Invincible – 5 Questions for Film Writer / Director Vincent René-Lortie

5 Questions for "Invincible" Director Vincent René-Lortie
Nominated for Best Live Action Short Film at the 2024 Academy Awards.

Find tickets for Invincible in a cinema near you

Invincible is a short film that recounts the last 48 hours in the life of Marc-Antoine Bernier, a 14-year-old boy on a desperate quest for freedom.

1. Your short, Invincible, is based on the true story of a teenage boy who committed suicide. When did you first hear about this story and why did you decide to adapt it?

This is the story of my childhood friend, Marc-Antoine Bernier, who passed away when he was 14 years old. I was the same age as him when this happened, which is quite young to truly grasp the magnitude of such an event. About 5-6 years ago, I realized that I still carried this story in my heart, so I decided to revisit it and try to understand it better. I met with my friend's family to discuss what they remembered of his final days. One of the first things that emerged from our discussions was that it might have been more of a suicide than an accident. It was then that I realized how little I truly knew about my friend. I embarked on several months of research, consulting mental health professionals, as well as those working in juvenile centers, along with his family and friends. These endeavors allowed me to reconnect with my childhood friend, and to understand him better. I realized that there was an important story to tell, that of a young boy who felt suffocated, lost, powerless, and misunderstood.

2. Which films/directors have influenced you as a filmmaker as well as your short, Invincible?

Growing up in Montreal, it's impossible to ignore the influence of directors like Jean-Marc Vallée and Denis Villeneuve on my perspective of filmmaking in recent years. I'd say for "Invincible," it's the meticulousness of "Incendies" (2010) and the storytelling of "C.R.A.Z.Y." (2005) that influenced my vision for the film. Yet, I'm also a huge admirer of Ryan Coogler's "Fruitvale Station" (2013) for the depth of affection we feel for the main character and the raw intensity of Steve McQueen's "Hunger" (2008).

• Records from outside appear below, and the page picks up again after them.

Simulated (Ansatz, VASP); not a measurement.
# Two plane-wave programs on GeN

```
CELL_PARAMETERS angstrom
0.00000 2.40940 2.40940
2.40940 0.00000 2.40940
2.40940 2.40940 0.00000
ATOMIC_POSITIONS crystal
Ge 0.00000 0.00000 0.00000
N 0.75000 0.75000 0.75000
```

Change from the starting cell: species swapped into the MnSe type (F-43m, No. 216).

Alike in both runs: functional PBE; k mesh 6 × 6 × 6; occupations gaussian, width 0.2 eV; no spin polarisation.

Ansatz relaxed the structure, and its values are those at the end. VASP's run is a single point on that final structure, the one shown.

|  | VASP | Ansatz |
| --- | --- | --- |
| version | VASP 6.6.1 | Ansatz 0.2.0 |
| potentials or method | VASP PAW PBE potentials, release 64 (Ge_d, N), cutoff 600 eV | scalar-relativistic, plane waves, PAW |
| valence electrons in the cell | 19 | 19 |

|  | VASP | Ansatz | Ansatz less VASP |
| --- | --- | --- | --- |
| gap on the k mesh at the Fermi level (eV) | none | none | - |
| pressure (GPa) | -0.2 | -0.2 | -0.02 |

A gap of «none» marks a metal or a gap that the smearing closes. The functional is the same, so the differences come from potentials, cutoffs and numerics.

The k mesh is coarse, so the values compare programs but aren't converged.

3. Throughout the movie, there is a lot of imagery around water and its contradictory nature as a freeing and imprisoning space. Was this intentional?

Yes, it was, and thank you for noticing. My aim here was to play with the concepts of water and fire, which are quite simple on paper—two extremes that cannot coexist, repelling one another. Marc had both extremes within him. He longed to be with his family yet kept pushing them away; he wanted to leave the juvenile center but did things to stay there. In my eyes, I believe Marc was, against his will, the fire—a person boiling from within, needing more room to breathe, yet ultimately desiring to be like water—calm, silent. When these extreme elements clash, what happens? Water always wins.

4. The movie has been honored both in your home in Quebec and at the Academy Awards. How does it feel to get this kind of recognition at home and abroad?

It’s honestly surreal. I can't believe what's happening. But in the end, two things really make me happy about all this. Firstly, the fact that we'll be able to celebrate the end of the journey here, at the Oscars, with the film team coming all the way from Montreal for the occasion. It's a beautiful gift, for us and for them, that I'm looking forward to experiencing with these people who have worked so hard on the film. And also, there's the fact that the Oscars allow the film to have greater visibility worldwide. It's touching to receive all these testimonials from all over the world. I thought I was making a very personal film, but I realize that the story is much more universal. People from diverse backgrounds, ages, and languages find echoes of themselves in Marc's character, perhaps recognizing aspects of their own lives or those of others they've encountered.

5. What do you want audiences to take away from your film?

It's tough to pin down an answer because this film was my attempt to delve deeper into the complexities of my childhood friend. Yet, even now, there's so much I feel I haven't quite grasped. I approached the project from an outsider's viewpoint, trying to capture the essence of a society that struggled to truly understand the inner battles of this young boy. So, I leave it to the viewer to draw their own conclusions and take from it what resonates. Ultimately, my hope is that the film ignites conversations about the mental well-being of young people and fosters a culture of listening and understanding within our communities.